The Kinship Conservation Fellows Program was established in 2001 and has so far trained more than 282 conservationists around the world. The program aims to develop a global community of leaders that are dedicated to collaborative approaches to environmental issues, with an emphasis on economic incentives and market-based principles. Fellows join a global community where they can connect with past cohorts and experts to work on innovative ideas that maximize conservation impact. The Fellowship is held annually at the Western Washington University in Bellingham, Washington, USA.
I first encountered the fellowship programme around 2012 when I started working for WWF South Africa’s Land Programme – a programme of work that supports current efforts in protected areas expansion through land purchase and biodiversity stewardship. Since then I have used the platform as a useful source of information for learning about innovative projects around the world. This has helped to further develop my interest and understanding of diverse land protection and financing mechanisms such as conservation easements, payment for ecosystem services programs, best practice and certification in sustainable agriculture, and other economic tools for conservation.

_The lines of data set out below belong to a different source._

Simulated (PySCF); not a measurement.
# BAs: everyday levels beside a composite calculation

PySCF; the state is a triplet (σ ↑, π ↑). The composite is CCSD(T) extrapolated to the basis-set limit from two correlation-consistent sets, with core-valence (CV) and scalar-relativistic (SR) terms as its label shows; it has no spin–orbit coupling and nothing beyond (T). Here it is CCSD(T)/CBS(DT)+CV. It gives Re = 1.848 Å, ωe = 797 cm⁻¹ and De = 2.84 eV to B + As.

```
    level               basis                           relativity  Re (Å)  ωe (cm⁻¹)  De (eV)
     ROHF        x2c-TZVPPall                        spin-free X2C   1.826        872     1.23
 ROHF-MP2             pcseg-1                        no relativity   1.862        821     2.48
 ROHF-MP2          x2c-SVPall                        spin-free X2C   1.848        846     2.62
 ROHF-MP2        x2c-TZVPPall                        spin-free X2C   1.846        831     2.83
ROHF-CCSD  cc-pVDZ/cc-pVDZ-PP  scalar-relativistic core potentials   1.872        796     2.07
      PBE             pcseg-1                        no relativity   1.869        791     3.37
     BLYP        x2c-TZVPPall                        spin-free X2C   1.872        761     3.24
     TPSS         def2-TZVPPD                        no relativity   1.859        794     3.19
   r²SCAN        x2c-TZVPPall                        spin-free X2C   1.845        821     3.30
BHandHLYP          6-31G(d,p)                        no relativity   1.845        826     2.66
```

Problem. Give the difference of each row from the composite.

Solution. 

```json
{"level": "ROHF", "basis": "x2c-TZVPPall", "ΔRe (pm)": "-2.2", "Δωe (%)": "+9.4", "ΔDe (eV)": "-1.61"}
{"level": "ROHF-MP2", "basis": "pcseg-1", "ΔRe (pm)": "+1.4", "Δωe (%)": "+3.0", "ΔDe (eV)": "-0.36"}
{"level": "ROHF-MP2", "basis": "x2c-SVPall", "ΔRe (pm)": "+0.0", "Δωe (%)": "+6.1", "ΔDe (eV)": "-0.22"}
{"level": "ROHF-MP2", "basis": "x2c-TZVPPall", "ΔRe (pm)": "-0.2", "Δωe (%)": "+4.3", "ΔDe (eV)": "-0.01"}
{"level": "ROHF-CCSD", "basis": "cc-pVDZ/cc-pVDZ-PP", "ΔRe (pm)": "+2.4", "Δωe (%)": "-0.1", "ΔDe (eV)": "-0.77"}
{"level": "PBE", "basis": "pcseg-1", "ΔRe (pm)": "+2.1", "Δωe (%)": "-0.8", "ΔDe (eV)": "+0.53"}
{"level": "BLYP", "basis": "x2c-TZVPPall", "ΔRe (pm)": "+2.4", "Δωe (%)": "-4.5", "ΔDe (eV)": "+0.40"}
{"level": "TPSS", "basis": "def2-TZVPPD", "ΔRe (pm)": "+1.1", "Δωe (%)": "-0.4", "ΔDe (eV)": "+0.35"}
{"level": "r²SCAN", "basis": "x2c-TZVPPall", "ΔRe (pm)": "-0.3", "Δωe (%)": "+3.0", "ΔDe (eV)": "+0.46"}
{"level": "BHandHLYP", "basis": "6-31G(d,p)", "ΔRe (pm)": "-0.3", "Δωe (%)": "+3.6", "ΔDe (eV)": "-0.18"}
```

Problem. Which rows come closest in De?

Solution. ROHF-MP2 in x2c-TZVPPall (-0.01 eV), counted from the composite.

In 2017, I was selected to participate in the first Kinship regional workshop to be held in South Africa. The regional workshops are designed to advance the development of market-based tools in areas of the world where there is an identified training need and where such approaches remain underutilized. The lessons from this workshop were not only instrumental in how I supported projects in WWF, but also in helping me shift my thinking to taking on an entrepreneurial conservation approach. This is an important and necessary shift for those who operate in developing countries, as we need to reduce our reliance on international funding for conservation, diversify and support new actors in conservation, and promote the type of initiatives that can be self-sustaining.
South Africa presents a unique challenge as it is one of the world’s 17 megadiverse countries; however, it also has pressing socio-economic challenges, i.e. poverty, unemployment, and inequality. This makes it difficult for the country to balance economic development goals with the need for sustainability. As a result, we have a conservation sector that is oriented towards a development agenda. This is evident in initiatives that have been set up to address social issues through programmes such as the Expanded Public Work Programme, People and Parks, and the Land Reform and Biodiversity Stewardship Initiative.
As luck would have it, I was fortunate to be selected to join the 2021 Kinship Fellows Program. This opportunity came at just the right time as I am currently developing a new project that is focused on supporting nature-based community enterprises and livelihoods in protected areas. The project aims to enhance the socio-economic impact of protected areas by developing sustainable economic activities; thereby promoting the role of the biodiversity economy as part of the broader rural development strategy. The fellowship will support me in learning from the experiences of the various experts involved in the program, to understand the impact of this work in different regions of the world, learn how to use new economic tools, build my professional network, and to identify potential areas of collaboration for future projects.